Courtesy Paula Grainger

This recipe uses codonopsis and ashwaganda for a gentle adaptogenic boost, but use whichever herb powders you like best, and add a few handfuls of goji berries to up the adaptogenic ante. As well as in granola, Grainger recommends using dried herbs and adaptogen powders in teas, smoothies and soups.

3½ cups jumbo rolled oats
1 cup pecans
½ cup slivered almonds
3 tablespoons raw, shelled sunflower seeds
3 tablespoons raw, shelled pumpkin seeds
½ teaspoon sea salt flakes
3 tablespoons coconut oil
1/3 cup maple syrup
½ teaspoon ground cinnamon
2 teaspoons codonopsis powder
1 teaspoon ashwaganda powder
½ cup raisins
¼ cup dried apple rings, chopped

Preheat the oven to 340° F. Line a baking sheet with parchment paper.

Combine the oats, nuts and seeds in a large bowl. Sprinkle with salt. Set aside.

Put the coconut oil and maple syrup in a small saucepan, set over low heat and melt them together. Then stir in the cinnamon, codonopsis and ashwaganda powders.

Pour the liquid ingredients onto the dry ones and combine using a couple of wooden spoons or, if you don’t mind getting sticky, your hands.

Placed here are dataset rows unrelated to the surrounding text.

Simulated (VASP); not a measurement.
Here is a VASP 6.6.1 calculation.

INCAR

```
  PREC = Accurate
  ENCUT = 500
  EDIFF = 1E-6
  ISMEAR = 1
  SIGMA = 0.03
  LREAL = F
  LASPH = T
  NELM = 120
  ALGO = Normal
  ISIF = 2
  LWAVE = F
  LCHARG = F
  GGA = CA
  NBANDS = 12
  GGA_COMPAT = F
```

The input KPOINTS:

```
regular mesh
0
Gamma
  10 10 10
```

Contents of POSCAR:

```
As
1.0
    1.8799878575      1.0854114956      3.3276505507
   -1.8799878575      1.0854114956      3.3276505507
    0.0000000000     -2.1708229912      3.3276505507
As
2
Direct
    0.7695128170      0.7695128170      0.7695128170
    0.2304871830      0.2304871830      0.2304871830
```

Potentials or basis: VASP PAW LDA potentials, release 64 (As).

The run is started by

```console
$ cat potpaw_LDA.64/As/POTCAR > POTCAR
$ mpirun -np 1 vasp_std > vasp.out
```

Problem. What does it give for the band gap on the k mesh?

Spread the mixture evenly over the prepared baking tray. Bake for 25–35 minutes. Stir the mixture 2 or 3 times and keep checking it, because if the granola burns, it will taste bitter. It should be light toasty brown and smell delicious when ready. Set aside to cool and crisp up.

Transfer cooled mixture to a clean bowl and stir in the raisins and chopped dried apple. Store in an airtight container for up to 1 month. Serve with milk or yogurt, or just enjoy handfuls straight from the jar. Makes 1 pound 9 ounces.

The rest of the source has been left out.